Speaker of the House of Assembly, activist Jomo Thomas has declined to comment on whether the Unity Labour Party (ULP), from which he resigned last year, deserves a fifth consecutive term in office.
“Well, that is not for me to say that is for the electorate to say. They are the ones who are going to vote, to decide who forms the next government,” Thomas said on WE FM’s “2020 Manifesto” on Friday.
Thomas was the ULP’s candidate in South Leeward in 2015 but failed to wrest the seat from Nigel “Nature” Stephenson of the main opposition New Democratic Party (NDP).
He said that as any government would do, the ULP administration would point to a number of things that it has done.
“If you listen to PM Gonsalves in the budget debate, you heard him waxing almost nostalgic, of all the things that the government did over the years and I’m sure those would come into the election campaign again. Whether people are still drawn to all of those things is another question.”
Thomas said that when he was a member of the ULP, he told the party that the Argyle International Airport — which opened in 2017, six years behind schedule, at double the projected cost — would not have made a fundamental difference in the 2015 vote.
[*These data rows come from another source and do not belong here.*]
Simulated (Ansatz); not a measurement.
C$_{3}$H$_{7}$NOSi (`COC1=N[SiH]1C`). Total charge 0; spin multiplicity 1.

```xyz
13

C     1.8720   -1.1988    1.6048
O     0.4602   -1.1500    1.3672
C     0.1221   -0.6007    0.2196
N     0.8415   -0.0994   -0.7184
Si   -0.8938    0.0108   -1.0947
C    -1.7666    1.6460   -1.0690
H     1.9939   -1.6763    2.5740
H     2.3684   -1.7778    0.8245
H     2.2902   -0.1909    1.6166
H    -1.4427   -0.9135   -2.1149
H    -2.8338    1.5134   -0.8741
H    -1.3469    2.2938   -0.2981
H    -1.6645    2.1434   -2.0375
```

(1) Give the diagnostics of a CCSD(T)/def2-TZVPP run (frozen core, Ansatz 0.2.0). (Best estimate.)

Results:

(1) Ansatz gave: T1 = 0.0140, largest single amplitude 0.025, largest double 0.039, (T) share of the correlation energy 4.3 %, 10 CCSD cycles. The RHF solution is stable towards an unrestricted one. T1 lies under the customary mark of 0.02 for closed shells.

The ULP held on to power in 2015 by the same one-seat majority that it had in the previous term, although most of its candidates increased their margin of victory.
Thomas said the airport might have more draw to Vincentians who live overseas, in terms of direct flights, than for citizens who are based at home.
He, however, said he thinks the 2015 election results could have been different had different strategies and tactics been employed.
Thomas also mentioned the geothermal project — which has, so far, not produced the results that the government had anticipated, the new port the government is proposing to build in Kingstown, and the two hotels that the state is building.
“Whether those capture the imagination of the people sufficiently to result in a return of the ULP government is left to be seen,” said Thomas, who is also a journalist and lawyer.
Thomas said the ULP is gunning for North Leeward and South Leeward, which the NDP retained by 12 and 118 votes.
“… these have historically been very narrow, marginal seats but the opposition won in 2010 and held on in 2015.
“In both seats, the ULP have reasonably attractive candidates but whether these candidates would be able to pull it off, is left to be seen.”
He said that ULP strategists must also consider that the NDP can flip North Windward and Central Leeward, which the ULP won by 323 and 313 votes in 2015.
“It is true that the margins in both of these seats are different,” he said, referring to the raw numbers.
“But every election is a different election,” Thomas said.
Thomas was unsure about what impact new candidates would have on the parties’ chances.
“The way in which party politics has developed in St. Vincent, the individual would only make a difference on the margins.
“Overwhelmingly, whichever individual goes up, that individual would be relying, fundamentally, on the support of the party,” he said.
He said a converse situation would be an individual with enormous wealth who can “splurge that around in the villages to the young people and probably will be able to get scores of them, hundreds of them to go out and vote.
“Unless that is going to happen, if you’re relying on the party to carry it, whether you are new or old, it’s not going to take you very far.”
Thomas said another issue would be the government’s performance over the five-year term and what it does in the months immediately before the vote.
“I’ve got to tell you that I don’t believe in this tactic where you backload everything for the last year, the last six months, because people are getting increasingly informed and they will not look this is juice now.”
Asked if road work at that stage would not help, Thomas said:
“I’m not saying it would not help I’m saying it is less likely to help in 2020 than it did in 1974.”
Asked if the NDP has done enough to attract new voters and to swing some votes from the ULP, Thomas said:
“It’s difficult for me to say.”
He, however, noted the trend in which the NDP has increased the number of popular votes it has received since 2001.
In 2001, the ULP got 32,925 popular votes, 9,081 more than the NDP’s 23,844. In 2015, the NDP amassed just 3,219 fewer votes than the ULP, which got 34,246.
“So from a numerical standpoint, from a popularity standpoint, both parties are almost in dead heat,” Thomas said, even as he noted the SVG’s first past the post electoral system.
He noted that in 2015, the ULP candidates who won or retained their seats did so by larger margins, even as the NDP candidate garnered fewer votes, with the exception of St. Clair Leacock in Central Kingstown.
“So that’s a trend that is worth watching. That is a trend that may tell us something; whether the ULP’s going to be able to continue on that trend, or that there could be a reversal, is left to be seen,” Thomas said.